Updated: Monday, 26 Oct 2009, 12:12 AM CDT
Published : Sunday, 25 Oct 2009, 8:40 PM CDT
Steve Chamraz, FOX Chicago News
Chicago - For five decades, Bonita Williamson called a house at 56th and South Loomis Streets home.
She's slated to be evicted from that home on Monday.
"Everyone thinks it's a property, it's a building. It's a legacy," Williamson said. "We had five generations grow up in this building."
Williamson is a victim of the mortgage crisis.
Making payments on the two-flat was no problem when she had money coming in, but the economy tanked, her income dropped, and she started missing payments.
"Really, I couldn't afford a almost 13 percent interest rate payment," she said. "The more I reached out to the bank, the more they just shut doors."
Williamson says she wound up like a lot of people -- with a bank unwilling to re-negotiate her mortgage.
So on Sunday, several hundred people gathered at a downtown hotel and took aim at the banks.
They billed it "the showdown in Chicago" -- three days of protests scheduled to coincide with the American Bankers Association's convention.
Senator Dick Durbin was one of the speakers who blasted the bankers for taking government bailout money and refusing to bail out struggling homeowners.

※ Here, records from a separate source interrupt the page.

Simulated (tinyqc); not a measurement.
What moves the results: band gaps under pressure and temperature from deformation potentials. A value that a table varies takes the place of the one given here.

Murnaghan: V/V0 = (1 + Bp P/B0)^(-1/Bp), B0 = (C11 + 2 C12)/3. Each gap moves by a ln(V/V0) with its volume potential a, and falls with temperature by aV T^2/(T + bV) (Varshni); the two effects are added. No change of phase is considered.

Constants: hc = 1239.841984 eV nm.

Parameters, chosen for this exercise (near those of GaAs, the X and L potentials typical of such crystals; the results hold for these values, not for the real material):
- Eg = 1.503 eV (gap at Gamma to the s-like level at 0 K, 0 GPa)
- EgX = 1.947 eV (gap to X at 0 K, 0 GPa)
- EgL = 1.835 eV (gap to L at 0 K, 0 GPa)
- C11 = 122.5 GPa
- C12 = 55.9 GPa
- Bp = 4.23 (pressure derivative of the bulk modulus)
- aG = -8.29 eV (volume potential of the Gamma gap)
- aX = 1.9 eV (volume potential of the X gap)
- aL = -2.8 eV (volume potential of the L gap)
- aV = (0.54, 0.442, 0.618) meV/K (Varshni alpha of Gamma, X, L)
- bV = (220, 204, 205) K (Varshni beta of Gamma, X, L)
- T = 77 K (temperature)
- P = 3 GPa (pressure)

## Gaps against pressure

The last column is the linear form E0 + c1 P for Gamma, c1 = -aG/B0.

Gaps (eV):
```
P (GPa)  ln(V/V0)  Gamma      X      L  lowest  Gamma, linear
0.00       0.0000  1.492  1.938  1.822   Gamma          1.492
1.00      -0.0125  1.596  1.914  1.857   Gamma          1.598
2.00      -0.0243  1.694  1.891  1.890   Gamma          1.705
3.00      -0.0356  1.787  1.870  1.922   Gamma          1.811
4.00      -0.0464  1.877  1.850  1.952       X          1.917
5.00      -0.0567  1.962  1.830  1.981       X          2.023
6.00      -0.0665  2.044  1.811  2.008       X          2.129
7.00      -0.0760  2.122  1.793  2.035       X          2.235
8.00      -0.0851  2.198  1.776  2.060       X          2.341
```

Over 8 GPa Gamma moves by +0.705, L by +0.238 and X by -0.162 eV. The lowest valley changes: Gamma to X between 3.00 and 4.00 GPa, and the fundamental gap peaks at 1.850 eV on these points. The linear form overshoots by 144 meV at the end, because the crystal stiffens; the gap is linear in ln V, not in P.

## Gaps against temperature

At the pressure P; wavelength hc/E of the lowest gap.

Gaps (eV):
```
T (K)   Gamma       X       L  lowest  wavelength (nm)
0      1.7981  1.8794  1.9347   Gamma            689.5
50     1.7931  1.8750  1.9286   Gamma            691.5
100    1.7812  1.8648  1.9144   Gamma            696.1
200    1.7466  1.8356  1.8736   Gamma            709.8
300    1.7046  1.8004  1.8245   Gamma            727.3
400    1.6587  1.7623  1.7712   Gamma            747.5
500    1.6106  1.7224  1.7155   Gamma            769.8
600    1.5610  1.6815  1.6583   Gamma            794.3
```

Right here in the midwest, it's one in every six people in a homeless shelter victims of foreclosure," Durbin said. "As long as those plywood boarded up houses are there, we're not going to have an economic recovery."
On Bonita Williamson's block, two homes are already boarded up.
Hers will join them soon.
"The economy is bad, they had the bailout. Where did that money go," Williamson asked. "They're supposed to help us, but most of us aren't being helped."
She hopes three days of protests will convince bankers to help more.